Heads-Up Gen Xers and Baby Boomers: “We’re Gonna Have the Time of Our Lives!”
Thinking about what’s next? Here’s how to make the most of this extraordinary chapter in your life.
Singer, song-writer and self-proclaimed ‘bad-ass’ Bonnie Raitt is well known for her musical career spanning five decades across several musical genres. Born in 1949, Raitt is a free spirit who has continued to reinvent herself over the course of her career. Her famous lyric, “We’re gonna have the time of our lives!” speaks to a generation that has defied aging and turned the definition of ‘old’ upside-down.

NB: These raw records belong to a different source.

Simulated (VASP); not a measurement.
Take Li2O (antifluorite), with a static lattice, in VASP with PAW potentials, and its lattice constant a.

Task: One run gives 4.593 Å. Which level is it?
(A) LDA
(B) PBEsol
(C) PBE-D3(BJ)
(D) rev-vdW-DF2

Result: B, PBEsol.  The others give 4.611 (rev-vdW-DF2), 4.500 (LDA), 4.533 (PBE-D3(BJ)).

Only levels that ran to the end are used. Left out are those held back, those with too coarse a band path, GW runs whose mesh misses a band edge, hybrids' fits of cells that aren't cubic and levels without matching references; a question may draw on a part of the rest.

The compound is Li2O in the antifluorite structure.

Midlife and beyond is marked by unique opportunities and challenges. Our parent’s generation viewed it as a time for winding down, whereas many of us are just ramping up. This is due in part to increased life expectancy. Nowadays, it takes a lot longer to get old than it used to! Why then, do we feel some trepidation at this stage of our lives?
It’s starting to sink in that we might not be around for as long as we’ve been around. A sobering thought, giving new meaning to the term carpe diem. At midlife and beyond, we start taking inventory. It’s a time for drawing up wills and making end of life decisions. The nest may now be empty. Relationships with adult children are changing and some of us are adjusting to our roles as grandparents.
It is not uncommon to make significant personal and/or professional changes during these life stages. Some may be considering retirement, albeit a very different version from our parent’s. Others are continuing to work, but modifying it to fit their new lifestyle. At some point we ask ourselves what’s next?
As women, we go through ‘the change’ in more ways than one. We may be torn between the needs of aging parents and adult children. Some of us are still going strong in committed relationships, whereas others are going solo. Sadly, we begin to lose family members and friends.
A lot of the stress and confusion we experience at this time of life is due to fear of the unknown. It is an unfamiliar and transitional season in our lives. We had adulthood down pretty well, but now there’s a fork in the road. What do you want your life to look like going forward? How do you see yourself ten or twenty years from now? Start by asking your wise, eighty year-old self the following questions:
1. What is the most important lesson you’ve learned during your lifetime?
2. What have you regretted the most?
3. What is the most important piece of advice you can give me today?
Her answers will provide guidance and direction. She knows you well. Her unique perspective gives her a panoramic view, enabling her to see the future and the past. She is a part of you that can be accessed at any time.
The good news is that getting older has its perks. You’re more accepting of who you are, less concerned about what others think and more willing to speak your truth. Plus, it’s better than the alternative! As we move through adulthood, the cumulative effect of life experience and lessons learned, guide us along our path of personal growth and development.
Compared to previous generations, we’ve changed our attitudes toward aging as we learn to love the face in the mirror (wrinkles and all) and celebrate the hard-won wisdom of our life journey. We look forward to designing and implementing a custom game plan for the future. Stepping back or slowing down during retirement are no longer the only options.